Querying

Reflect builds SQL from model metadata and typed field predicates. Values are bound as parameters.

Filters

auto active = reflect::where(&User::email).ends_with("@example.test");
auto older = reflect::where(&User::id).gt(100);
auto either = active || older;

Supported predicate helpers:

  • eq, ne
  • lt, lte, gt, gte
  • between
  • in, in_range
  • is_null, is_not_null
  • starts_with, ends_with, contains

eq(std::nullopt) emits IS NULL; ne(std::nullopt) emits IS NOT NULL.

Query Builder

auto query =
    reflect::query<User>(reflect::where(&User::email).contains("example"))
        .order_by(&User::name)
        .take(25)
        .skip(50);

auto users = db.find_many<User>(query);

CRUD

db.insert<User>(user);
db.create<User>(user);
db.insert_many<User>(users);
db.create_many<User>(users);
db.find<User>(id);
db.find_unique<User>(id);
db.find_one<User>(reflect::where(&User::email).eq("ada@example.test"));
db.update<User>(user);
db.update_many<User>(patch, reflect::where(&User::email).contains("test"));
db.delete_many<User>(reflect::where(&User::email).contains("test"));
db.count<User>();
db.exists<User>(reflect::where(&User::email).eq("ada@example.test"));

create is an alias for insert; create_many is an alias for insert_many; find_unique is an alias for primary-key find.
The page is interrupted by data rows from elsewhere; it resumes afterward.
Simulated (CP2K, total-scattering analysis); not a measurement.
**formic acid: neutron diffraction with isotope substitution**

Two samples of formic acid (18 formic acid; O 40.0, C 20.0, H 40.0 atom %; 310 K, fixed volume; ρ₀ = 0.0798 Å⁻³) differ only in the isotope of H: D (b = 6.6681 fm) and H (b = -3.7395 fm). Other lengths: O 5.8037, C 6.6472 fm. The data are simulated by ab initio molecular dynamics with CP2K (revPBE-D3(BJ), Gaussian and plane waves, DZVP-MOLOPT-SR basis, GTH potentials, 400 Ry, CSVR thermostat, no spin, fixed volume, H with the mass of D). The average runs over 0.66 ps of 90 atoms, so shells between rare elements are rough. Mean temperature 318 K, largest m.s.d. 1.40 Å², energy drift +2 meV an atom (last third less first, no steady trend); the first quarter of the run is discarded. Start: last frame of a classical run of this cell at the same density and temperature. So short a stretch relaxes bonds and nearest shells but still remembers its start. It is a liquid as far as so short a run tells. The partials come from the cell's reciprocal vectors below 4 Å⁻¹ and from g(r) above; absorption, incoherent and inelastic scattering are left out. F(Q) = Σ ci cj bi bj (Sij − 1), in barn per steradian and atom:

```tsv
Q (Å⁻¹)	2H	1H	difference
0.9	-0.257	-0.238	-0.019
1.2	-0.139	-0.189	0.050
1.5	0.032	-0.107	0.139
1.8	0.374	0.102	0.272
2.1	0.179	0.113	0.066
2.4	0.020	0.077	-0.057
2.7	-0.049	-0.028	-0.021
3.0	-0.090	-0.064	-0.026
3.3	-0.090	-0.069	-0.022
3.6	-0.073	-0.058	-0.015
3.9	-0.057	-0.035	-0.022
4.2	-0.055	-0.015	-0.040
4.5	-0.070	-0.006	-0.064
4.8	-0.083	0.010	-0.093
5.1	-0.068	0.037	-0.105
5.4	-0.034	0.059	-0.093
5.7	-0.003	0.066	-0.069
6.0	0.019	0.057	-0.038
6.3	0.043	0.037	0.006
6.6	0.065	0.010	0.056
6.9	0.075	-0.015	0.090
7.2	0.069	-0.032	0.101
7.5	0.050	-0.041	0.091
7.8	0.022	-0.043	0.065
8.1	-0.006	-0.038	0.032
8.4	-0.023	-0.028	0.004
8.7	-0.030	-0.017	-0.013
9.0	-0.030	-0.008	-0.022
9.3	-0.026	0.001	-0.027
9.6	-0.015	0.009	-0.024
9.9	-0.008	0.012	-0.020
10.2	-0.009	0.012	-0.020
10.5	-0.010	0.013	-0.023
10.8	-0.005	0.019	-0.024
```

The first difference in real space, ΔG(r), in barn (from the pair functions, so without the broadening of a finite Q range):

Inserts And Generated Columns

Columns marked as generated on insert are omitted from generated INSERT statements:

  • auto_increment
  • created_at
  • updated_at

When a model has only generated insert columns, Reflect emits DEFAULT VALUES.

Updates

update(model) updates by primary key and writes every non-primary-key mutable column. If a field is marked updated_at, Reflect writes the SQL current-time expression instead of binding the C++ field value.

update_many(patch, filter) currently uses a full model instance as the patch. It is not a sparse update object yet, so default-initialized patch fields can be written. Use it carefully.

Deletes

remove(filter) and delete_many(filter) require a non-empty filter. Use delete_all() when you intentionally want a full-table delete.

delete_many(query_options) currently uses only options.filter; ordering, limit, and offset are ignored for deletes.

Relations

auto posts = db.table<User>().has_many<Post>(user, &Post::user_id);
auto author = db.table<Post>().belongs_to<User>(post, &Post::user_id);

These helpers run separate queries. Join planning and eager loading are planned for a later V1 milestone.